Add those two things together, the NIOSH panel report says, and this is what you get:

In short, even if there had been a gas explosion, it would have lacked sufficient fuel to trigger a massive dust explosion. Therefore, the IP’s overall analysis suggests that if MSHA had engaged in timely enforcement of the Mine Act and applicable standards and regulations, it would have lessened the chances of — and possibly could have prevented — the UBB explosion.

Some readers may recall that, back when the Obama administration actually talked much about coal-mine safety, Labor Secretary Hilda Solis asked NIOSH chief John Howard to appoint a team of experts to conduct an “independent assessment” of the MSHA “internal review” of agency actions at UBB, to assure transparency and accountability” in MSHA’s review of itself. Now, NIOSH officials were trying hard today to distance their agency from this report, refusing to release copies and insisting it was an “independent” report. But the leader of the independent assessment was Jeffrey Kohler, who is director of mine safety research for NIOSH. Two of the other four team members — Lewis Wade and Michael Sapko — are retired from NIOSH. The fourth member, Stanford law professor Alison Morantz, also has ties to NIOSH. It’s important to understand the NIOSH connection, because given the close relationship between MSHA and NIOSH on mine safety and health issues, this adds even more weight to the report’s bottom-line conclusions.

Stay tuned …

I’ve posted a copy of the NIOSH panel’s report here.

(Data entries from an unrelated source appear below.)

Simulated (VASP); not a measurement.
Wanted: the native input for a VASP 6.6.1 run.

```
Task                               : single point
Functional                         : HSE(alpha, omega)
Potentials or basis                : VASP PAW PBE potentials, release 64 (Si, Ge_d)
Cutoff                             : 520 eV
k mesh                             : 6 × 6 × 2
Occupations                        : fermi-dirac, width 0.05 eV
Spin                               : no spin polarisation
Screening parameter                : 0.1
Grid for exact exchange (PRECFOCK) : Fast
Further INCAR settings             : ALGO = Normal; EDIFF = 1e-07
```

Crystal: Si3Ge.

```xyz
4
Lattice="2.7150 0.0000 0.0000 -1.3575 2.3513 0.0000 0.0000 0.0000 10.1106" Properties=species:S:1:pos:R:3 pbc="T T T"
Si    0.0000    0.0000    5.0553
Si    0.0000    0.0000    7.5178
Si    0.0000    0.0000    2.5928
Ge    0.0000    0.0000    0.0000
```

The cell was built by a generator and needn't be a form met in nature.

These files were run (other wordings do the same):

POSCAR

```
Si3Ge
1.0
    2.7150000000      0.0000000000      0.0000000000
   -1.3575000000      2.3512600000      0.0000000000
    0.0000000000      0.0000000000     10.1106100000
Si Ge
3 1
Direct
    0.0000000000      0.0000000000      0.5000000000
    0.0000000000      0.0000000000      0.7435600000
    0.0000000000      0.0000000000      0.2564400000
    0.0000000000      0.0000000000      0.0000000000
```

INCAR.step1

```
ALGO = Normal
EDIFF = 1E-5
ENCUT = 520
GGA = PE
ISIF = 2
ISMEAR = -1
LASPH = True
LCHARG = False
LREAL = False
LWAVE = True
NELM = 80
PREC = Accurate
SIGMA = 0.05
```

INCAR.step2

President Barack Obama looks at a document spread across his desk during a meeting on mine safety with, from left, U.S. Mine Safety and Health Administrator Kevin Stricklin, Assistant Secretary of Labor for Mine Safety and Health Joe Main, Deputy Mine Safety and Health Administrator Greg Wagner, and Labor Secretary Hilda L. Solis in the Oval Office April 15, 2010. (Official White House Photo by Pete Souza)

Now, when MSHA released its “internal review” report earlier this month, this is what the conclusion was:

While the Internal Review team did not find evidence that the actions of District 4 personnel or inadequacies in MSHA safety and health standards, policies, or procedures caused the explosion, the team found several instances where enforcement efforts at UBB were compromised because MSHA and District 4 did not follow established Agency policies and procedures. The Internal Review team also found inspectors would have benefited if certain policies and procedures had been more clearly drafted and more effectively implemented.

The NIOSH panel reported that MSHA’s internal review team was asking the wrong question:

Although the IP does not take exception to the MSHA IR Report’s conclusion that the mine operator, not MSHA, caused the explosion, the IP believes that this characterization of the facts understates the role that MSHA’s enforcement could have had in preventing the explosion. Had the MSHA IR Team considered the causation issue from a broader point of view, the IP believes that the IR Team might also have pose the following question:

Would a more effective enforcement effort have prevented the UBB explosion?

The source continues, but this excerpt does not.